I previously used the term "wind resource assessment" instead of "wind analysis." I now changed to the latter as I see that is the term used in the IEC 61400-15-2 reporting section, and it should make sense to be consistent with that. The example IEC 61400-15-2 report sections include "on-site wind monitoring" and "wind analysis". The former includes the details of the measurements (what in our data model is contained under the list of wind measurement campaigns) together with data processing and measurement uncertainties. To separate by originator I propose we move data processing and measurement uncertainties to the wind analysis.
In the IEC 61400-14-2 draft uses the terms "wind analysis" and "energy analysis." I would prefer "wind assessment" and "energy assessment." I would typically use the term analysis for processes that are mainly concerned with understanding some phenomenon based on data and assessment for processes are a combination of modelling and analysis. Hence I would say measurement data analysis and energy yield assessment. The term assessments fits with the concept of prediction, which is what we are concerned with both in terms of the wind resource and the energy yield. However, I think it makes sense to align the terms with the IEC 61400-15-2 and do not have strong feelings about this. The most important thing is consistency.

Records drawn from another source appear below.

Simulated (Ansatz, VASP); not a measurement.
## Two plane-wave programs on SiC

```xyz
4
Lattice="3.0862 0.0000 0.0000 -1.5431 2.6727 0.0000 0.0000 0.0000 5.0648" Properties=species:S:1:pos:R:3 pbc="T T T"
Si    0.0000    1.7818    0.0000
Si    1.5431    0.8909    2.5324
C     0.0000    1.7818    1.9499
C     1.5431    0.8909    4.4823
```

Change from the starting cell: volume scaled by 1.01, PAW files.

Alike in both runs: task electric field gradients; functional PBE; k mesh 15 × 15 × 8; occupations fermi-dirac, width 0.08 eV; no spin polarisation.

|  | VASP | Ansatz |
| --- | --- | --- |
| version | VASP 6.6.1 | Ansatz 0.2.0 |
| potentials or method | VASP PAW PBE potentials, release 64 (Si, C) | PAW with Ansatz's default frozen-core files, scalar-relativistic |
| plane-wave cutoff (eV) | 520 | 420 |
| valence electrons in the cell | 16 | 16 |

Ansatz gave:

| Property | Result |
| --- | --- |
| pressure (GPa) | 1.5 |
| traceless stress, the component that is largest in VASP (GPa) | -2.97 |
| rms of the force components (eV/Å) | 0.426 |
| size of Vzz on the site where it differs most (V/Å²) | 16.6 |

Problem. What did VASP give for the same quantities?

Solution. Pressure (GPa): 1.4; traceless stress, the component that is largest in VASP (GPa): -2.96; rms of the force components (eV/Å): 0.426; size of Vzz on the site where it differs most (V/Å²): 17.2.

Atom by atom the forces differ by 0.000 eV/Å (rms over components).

It would be an option to further flatten the wind analysis, break it into its different parts at the top level and let the wind analysis object just be a list of references to the individual parts. This would allow avoidance of duplication if only some parts differ whereas others do not. I however think that would complicate the data model more than it would add value. Too many references in the data model can make it more complex and harder to comprehend and work with. In most cases, there will in any case just be one wind analysis.
By a wind analysis, I consider all elements from processing the raw measurements to predicting the wind conditions at the turbine locations, i.e. everything before translating the wind conditions into energy production. This is consistent with the IEC 61400-15-2 draft as far as I can see. The estimates of the wind resource at the measurement locations will be a subset of the wind analysis.
I think we are already aligned on breaking out the turbine model specifications (power curves) at the top level, as this comes from a different originator and may be repeated many times across the scenarios. We will want to adopt that part of the schema to whatever becomes the new industry standard, so it makes sense to keep it flexible for now.
I propose we keep the turbine location map (wind farm layouts) at the top level rather than under each scenario, both because they have a different originator (typically the project developer) and because different scenarios will often share the same layout (and so we can avoid repetition.
I suggest we use the concept of "turbine location map" rather than "wind farm layout". The map links each unique turbine ID to a unique location (easting and northing). A wind farm layout would contain turbine IDs together with location data for a specific scenario. What I intend with the map is to include the location data for all turbines in all layouts, including neighbouring wind farms. The scenario data then specifies what turbines are included for each wind farm and the turbine location map allows the locations to be looked up (in a relational database model we have turbine location ID as a unique ID in the turbine locations table and a foreign key in the turbine list under each scenario). I see the following advantages with this approach.
I would not include hub height information in the turbine location map, since different scenarios would often have the same layout but different hub heights. The mapping of unique turbine ID to hub height can go under each scenario, which may include some repetition across the different scenarios (if the hub heights are the same), but I think it justified to simplify things.
In my understanding we have already agreed to keep a list of scenarios at the next level, to be equivalent of the different scenarios that may be presented in a single report. The scenario object contains the EYA results and all the unique information to separate it from other scenarios.
Because the energy assessment and uncertainty assessment are so interlinked, I do not think it makes sense to separate them in the data model. The results can easily be separated into different results tables. If estimates are treated as probability distributions (which e.g. DNV does), then it makes no sense to look at mean/median values completely separate from the other characteristics of the distributions.
At this point I have not included anything for the reference turbine assessment, which will be an alternative to the wind analysis in case operational data from neighbouring turbines are used instead of wind measurements. I envision this will follow the same model as the wind analysis.
@stephenholleran, @thomasvandelft, @charlie9578, @Dynorat and the rest -- please could you review this critically, propose alternative ideas that could work better, suggest refinements and raise any issues you see with structuring it this way?
Once we have agreed, I can update the data model accordingly. Note that the current data model in the branch of my pull request does not currently completely match with my proposal above.